The Enough Project and partner organizations The Resolve and Invisible Children put out a joint statement today detailing how, on direct orders from its leader Joseph Kony, the Lord’s Resistance Army (LRA) rebel group is increasingly trafficking ivory, diamonds, and gold in order to obtain weapons, ammunition, food, and other supplies. The illicit trade may be linked to the LRA’s efforts to improve relations with other armed groups such as Seleka, the Sudanese military, and central African cattle herders, according to new research.
The UN Security Council is scheduled to debate the international response to the LRA crisis early next month.
“New evidence that the LRA is trafficking illicit ivory, diamonds, and gold through Sudanese-held territory must spark a stronger response from the UN Security Council and the international community,” said Paul Ronan, Director of The Resolve LRA Crisis Initiative. “For too long such reports have been met with indifference, despite evidence that such trafficking strengthens the group’s ability to prey on civilians.”
During a recent two-week research mission to Uganda, the Enough Project, The Resolve, and Invisible Children interviewed security forces and former LRA members, including 11 Ugandan males who had defected from the LRA this year. All were former fighters or commanders with detailed information about how the group operates.

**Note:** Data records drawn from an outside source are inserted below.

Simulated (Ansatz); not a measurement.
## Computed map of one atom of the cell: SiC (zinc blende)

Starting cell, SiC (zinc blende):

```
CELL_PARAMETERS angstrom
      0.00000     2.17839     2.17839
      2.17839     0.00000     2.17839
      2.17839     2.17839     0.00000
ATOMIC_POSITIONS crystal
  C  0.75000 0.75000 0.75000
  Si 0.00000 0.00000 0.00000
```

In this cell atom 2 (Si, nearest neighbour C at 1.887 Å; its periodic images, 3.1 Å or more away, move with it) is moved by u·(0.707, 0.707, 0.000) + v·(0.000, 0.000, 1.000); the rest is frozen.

Recent LRA defectors report that Kony has issued standing orders for rebel fighters to loot diamonds and gold from artisanal miners in eastern Central African Republic (CAR). Most of the illicit minerals are then transported to Kony’s group, which operates frequently in the neighboring Kafia Kingi enclave, a disputed area controlled by the Sudanese military. Minerals are also reportedly traded with local civilians and members of the Seleka armed group, which controls much of eastern CAR.
“The illicit minerals trade provides the LRA with vital resources. It’s time that those who buy diamonds and gold from deadly rebel groups like the LRA face international scrutiny and sanctions,” said Kasper Agger, Field Researcher at the Enough Project.